Did an Asteroid Cancel Dinosaurs? The Truth is in the Lava

Layered lava flows from the Bushe and Poladpur Formations near the village of Tail Baila. Image credit, Courtney Sprain.

Layered lava flows from the Bushe and Poladpur Formations near the village of Tail Baila. Image credit, Courtney Sprain.


About sixty-six million years ago a planet-wide catastrophe brought the non-avian dinosaurs to their demise, and the end of the Cretaceous period was marked by a mass extinction of its fauna and flora. New data, published in the journal Science, says it’s possible that intense volcanic eruptions in India coincided with the worldwide extinction – ultimately cementing the fate of the massive reptiles.   

Location map outlining exposed area of the Deccan Traps in modern day India. Image credit, Courtney Sprain.

“Our previous research presented the hypothesis that a large asteroid impact off the coast of Yucatan could have shaken the Earth globally, which could have disrupted the magmatic systems of volcanoes across the world, causing this transition,” said Loÿc Vanderkluysen, PhD, volcanologist and professor of geoscience in the College of Arts and Sciences at Drexel. However, this hypothesis remained very much untested and controversial, until now.
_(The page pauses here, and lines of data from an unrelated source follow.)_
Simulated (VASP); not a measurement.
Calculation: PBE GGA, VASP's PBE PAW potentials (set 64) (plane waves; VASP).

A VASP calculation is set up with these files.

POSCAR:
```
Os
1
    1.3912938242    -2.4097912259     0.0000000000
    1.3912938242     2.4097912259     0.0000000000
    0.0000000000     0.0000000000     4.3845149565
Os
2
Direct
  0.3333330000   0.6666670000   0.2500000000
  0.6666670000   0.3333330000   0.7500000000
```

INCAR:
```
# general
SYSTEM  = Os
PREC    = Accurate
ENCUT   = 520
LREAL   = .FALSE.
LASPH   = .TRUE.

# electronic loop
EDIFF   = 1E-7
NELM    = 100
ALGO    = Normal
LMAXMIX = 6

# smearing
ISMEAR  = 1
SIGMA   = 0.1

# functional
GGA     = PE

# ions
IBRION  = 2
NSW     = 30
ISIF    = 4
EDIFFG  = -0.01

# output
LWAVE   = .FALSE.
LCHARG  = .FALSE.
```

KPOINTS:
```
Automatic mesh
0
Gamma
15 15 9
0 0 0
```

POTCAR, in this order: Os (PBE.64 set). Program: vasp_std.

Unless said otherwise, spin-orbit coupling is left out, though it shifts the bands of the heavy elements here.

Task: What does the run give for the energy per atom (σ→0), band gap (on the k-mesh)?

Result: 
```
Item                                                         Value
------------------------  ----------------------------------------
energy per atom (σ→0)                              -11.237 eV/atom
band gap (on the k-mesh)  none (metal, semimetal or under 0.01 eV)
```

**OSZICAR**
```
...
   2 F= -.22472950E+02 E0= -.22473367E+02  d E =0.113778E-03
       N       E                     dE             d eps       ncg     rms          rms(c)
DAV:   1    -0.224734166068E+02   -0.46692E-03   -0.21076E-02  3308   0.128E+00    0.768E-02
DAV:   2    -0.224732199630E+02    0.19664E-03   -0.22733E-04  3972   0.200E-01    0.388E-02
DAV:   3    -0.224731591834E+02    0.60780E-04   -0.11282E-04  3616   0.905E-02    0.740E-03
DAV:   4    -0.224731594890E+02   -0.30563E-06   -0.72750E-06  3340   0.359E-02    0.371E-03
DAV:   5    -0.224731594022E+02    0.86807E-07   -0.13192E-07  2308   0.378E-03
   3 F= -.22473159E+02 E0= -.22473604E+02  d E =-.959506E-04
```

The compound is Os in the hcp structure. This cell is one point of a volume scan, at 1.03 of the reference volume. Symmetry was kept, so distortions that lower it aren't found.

Vanderkluysen points at a red bole that marks the Bushe-Poladpur contact/Cretaceous-Paleogene boundary near the town of Poladpur in the Western Ghats. Image credit, Courtney Sprain.

Vanderkluysen was among the group of researchers, primarily from the University of California, Berkeley, that dated the vast lava flows known as the Deccan Traps in India using radiation measurements. The team was able to date massive lava flows with far greater precision, whittling it down from around a million years to a period of tens of thousands of years. 

"We are able to recreate with great precision the order of events at the end of the Cretaceous period," said Vanderkluysen.

“Now that we have dated Deccan Traps lava flows in more and different locations, we see that the transition seems to be the same everywhere. I would say, with pretty high confidence, that the eruptions occurred within 50,000 years, and maybe 30,000 years, of the impact, which means they were synchronous within the margin of error,” said Paul Renne, a professor-in-residence of earth and planetary science at UC Berkeley, director of the Berkeley Geochronology Center and senior author of the study.

Lead author Courtney Sprain standing in front of an inflated sheet lobe in the Jawhar Formation, in a quarry north of Mumbai. Image credit, Loÿc Vanderkluysen.

The new dates confirm earlier estimates that the lava flows continued for about a million years, but the data shows that three-quarters of the lava erupted after the impact. Previous studies suggested that about 80 percent of the lava erupted before the impact.

The close correlation of the two events, eruptions and extinction – don’t seem to be a coincidence, according to the researchers. “This bolsters the theory that the impact of the asteroid was the main cause,” said Vanderkluysen. “It’s like shaking a bottle of champagne, it can accelerate volcanic activity.”

Prof. Paul Renne inspects profile of a red bole within the Ambenali Formation near the town of Mahabaleshwar. Image credit, Loÿc Vanderkluysen.

This study also gleaned improved insights into the period’s climate record. The global climate warming in the years preceding the meteorite can’t be tied to an asteroid. Its likely, that volcanism is what caused this warming – and data from the study shows the climate hadn’t reached its peak intensity. Shell fragments and marine fossils prior to the extinction showed evidence of decline and stress prior to the impact of the meteorite.

“The ecosystem was primed to suffer a mass extinction and volcanism attributed to its weakened state and thwarted recovery,” said Vanderkluysen.